Bar() interface silently fails when used with data that contains numpy.nan

Hi there,

I had some issues when trying to visualise some data using the Bar() class, using information extracted from a Pandas data frame which contained NaNs.

Just thought I’d flag this as it tripped me up with a silent failure in my web app (ended up with a completely blank canvas as none of my plots rendered). Here’s some very brief reproduction code to what I am assuming is the basic issue, using a Bokeh example. It’s a lovely helper class, but I guess my feature request (if possible) would be to explicitly error so people can quickly figure out where the problem is.

Whaddya think?

import numpy
from collections import OrderedDict
import pandas as pd
from bokeh.charts import Bar, output_file, show
from bokeh.sampledata.olympics2014 import data
df = pd.io.json.json_normalize(data[‘data’])

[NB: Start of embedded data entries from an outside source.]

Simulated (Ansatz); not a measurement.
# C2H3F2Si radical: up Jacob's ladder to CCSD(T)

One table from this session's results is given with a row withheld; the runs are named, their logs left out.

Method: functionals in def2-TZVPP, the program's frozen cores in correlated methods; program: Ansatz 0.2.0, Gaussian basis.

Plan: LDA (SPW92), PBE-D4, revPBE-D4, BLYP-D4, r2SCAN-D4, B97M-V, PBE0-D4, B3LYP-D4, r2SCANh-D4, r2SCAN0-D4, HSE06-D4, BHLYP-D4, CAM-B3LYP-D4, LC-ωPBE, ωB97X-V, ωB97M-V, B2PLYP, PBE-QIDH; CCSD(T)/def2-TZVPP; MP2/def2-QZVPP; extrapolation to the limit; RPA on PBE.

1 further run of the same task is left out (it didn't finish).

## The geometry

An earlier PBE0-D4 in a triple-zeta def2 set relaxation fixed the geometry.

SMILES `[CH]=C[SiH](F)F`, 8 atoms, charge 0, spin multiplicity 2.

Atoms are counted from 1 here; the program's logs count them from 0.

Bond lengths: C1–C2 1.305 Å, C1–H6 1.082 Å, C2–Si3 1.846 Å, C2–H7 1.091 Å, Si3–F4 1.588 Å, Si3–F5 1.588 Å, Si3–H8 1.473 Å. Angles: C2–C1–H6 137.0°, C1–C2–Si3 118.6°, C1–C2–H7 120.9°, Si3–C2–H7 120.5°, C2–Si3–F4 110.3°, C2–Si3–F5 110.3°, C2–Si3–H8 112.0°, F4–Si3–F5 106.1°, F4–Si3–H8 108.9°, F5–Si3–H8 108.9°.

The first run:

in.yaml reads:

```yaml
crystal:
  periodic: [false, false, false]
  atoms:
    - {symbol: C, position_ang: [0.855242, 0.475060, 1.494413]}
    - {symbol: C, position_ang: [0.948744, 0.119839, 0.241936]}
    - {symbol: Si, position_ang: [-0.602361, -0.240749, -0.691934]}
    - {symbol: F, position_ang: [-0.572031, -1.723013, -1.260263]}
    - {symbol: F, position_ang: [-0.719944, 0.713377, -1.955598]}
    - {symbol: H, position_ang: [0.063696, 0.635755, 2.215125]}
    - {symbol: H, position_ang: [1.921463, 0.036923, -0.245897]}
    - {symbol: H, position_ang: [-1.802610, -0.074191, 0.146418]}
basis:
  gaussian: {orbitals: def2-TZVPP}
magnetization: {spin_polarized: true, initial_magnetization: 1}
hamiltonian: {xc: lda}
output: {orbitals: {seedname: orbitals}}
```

filter by countries with at least one medal and sort

df = df[df[‘medals.total’] > 0]
df = df.sort(“medals.total”, ascending=False)
df[‘medals.bronze’][65] = numpy.nan

get the countries and we group the data by medal type

countries = df.abbr.values.tolist()
gold = df[‘medals.gold’].astype(float).values
silver = df[‘medals.silver’].astype(float).values
bronze = df[‘medals.bronze’].astype(float).values

build a dict containing the grouped data

medals = OrderedDict(bronze=bronze, silver=silver, gold=gold)

output_file(“stacked_bar.html”)

bar = Bar(medals, countries, title=“Stacked bars”, stacked=True)

show(bar)

Related? BEP3: Charts interface · Issue #1373 · bokeh/bokeh · GitHub

···

On Wednesday, May 13, 2015 at 2:13:55 PM UTC+1, Hugo Carr wrote:

Hi there,


I had some issues when trying to visualise some data using the Bar() class, using information extracted from a Pandas data frame which contained NaNs.


Just thought I’d flag this as it tripped me up with a silent failure in my web app (ended up with a completely blank canvas as none of my plots rendered). Here’s some very brief reproduction code to what I am assuming is the basic issue, using a Bokeh example. It’s a lovely helper class, but I guess my feature request (if possible) would be to explicitly error so people can quickly figure out where the problem is.

Whaddya think?

import numpy
from collections import OrderedDict
import pandas as pd
from bokeh.charts import Bar, output_file, show
from bokeh.sampledata.olympics2014 import data
df = pd.io.json.json_normalize(data[‘data’])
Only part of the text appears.